Feature Article

October 20, 2014

Long-Term Implications of Universal SIM for iPad Air 2 are Unclear

The long term implications of the new universal subscriber information module in the new Apple iPad Air 2 are not clear - an unusual development, for a new development, by a key partner, in the mobile ecosystem.

In the United States and United Kingdom, users will have a bit of choice when it comes to short-term offers potentially made available by AT&T, Sprint and T-Mobile US, or EE in the United Kingdom.

That is made possible because Apple embedded, and the carriers chose to support, a programmable SIM that could benefit iPad Air 2 users who do not want to enroll the device in any carrier’s shared data plan - and possibly some who are traveling outside their home market.

The owner can use a menu to select which service provider supplies the mobile connectivity.

That is something new, essentially a “connect on demand” feature best used by device owners who only sometimes need mobile access - as it seems designed to offer most value for users who need temporary access to mobile connectivity.

The new SIM is essentially a “software-based” technology, eliminating the need for manually inserting a physical SIM to activate service from a particular carrier.

The new SIM sits in the same slot as a regular nano-sim and can be swapped out. That means a traveling user will be easily able to buy temporary or short-term access from a local mobile phone network without having to pre-order a new SIM or purchase one in a shop on arrival.

That will mean users will not have to know whether their devices are unlocked, for example.

For the moment, at least some major mobile service providers think the risk to their business models is justified, as the new feature likely will grow sales of short-term service plans by roaming iPad owners.

The bigger issue is how service providers might react if Apple proposed adding a software-based SIM to its iPhones.

That might pose bigger issues. Much depends on how Apple would position the feature, and how mobile partners assess the danger of cannibalization and the opportunity of boosting roaming or short-term access revenue.

Also, much would depend on the actual retail tariffs most mobile service providers offer. Generally speaking, a long-term plan is better for most consumers.

Neither Apple nor the tier-one service providers are dumb. Each will have thought about balancing potential gain and potential pushback.

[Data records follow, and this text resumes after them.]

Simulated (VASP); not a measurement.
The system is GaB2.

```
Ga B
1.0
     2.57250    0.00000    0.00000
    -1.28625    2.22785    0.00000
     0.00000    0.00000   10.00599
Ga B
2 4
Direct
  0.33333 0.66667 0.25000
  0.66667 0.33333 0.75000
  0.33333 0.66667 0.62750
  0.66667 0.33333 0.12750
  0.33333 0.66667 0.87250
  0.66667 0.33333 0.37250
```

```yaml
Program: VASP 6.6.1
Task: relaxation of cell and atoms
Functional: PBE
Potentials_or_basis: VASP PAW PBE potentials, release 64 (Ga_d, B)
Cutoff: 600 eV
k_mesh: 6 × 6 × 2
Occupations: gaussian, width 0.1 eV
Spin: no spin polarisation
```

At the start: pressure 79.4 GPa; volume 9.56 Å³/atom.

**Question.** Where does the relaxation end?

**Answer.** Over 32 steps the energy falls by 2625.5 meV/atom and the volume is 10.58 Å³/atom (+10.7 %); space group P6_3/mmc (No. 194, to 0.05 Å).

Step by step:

For the moment, no matter the service provider, it still will make most sense for an iPad Air 2 owner to buy a long-term plan for mobile Internet access, if that is something routinely required.

The obvious value is when users are roaming, or need mobile access for a short time.

Mobile service providers not only hope the ease of activation will encourage more sampling of mobile connectivity for the iPad Air 2, which could lead to a long-term subscription, but also hope to see an increase in sales of roaming service.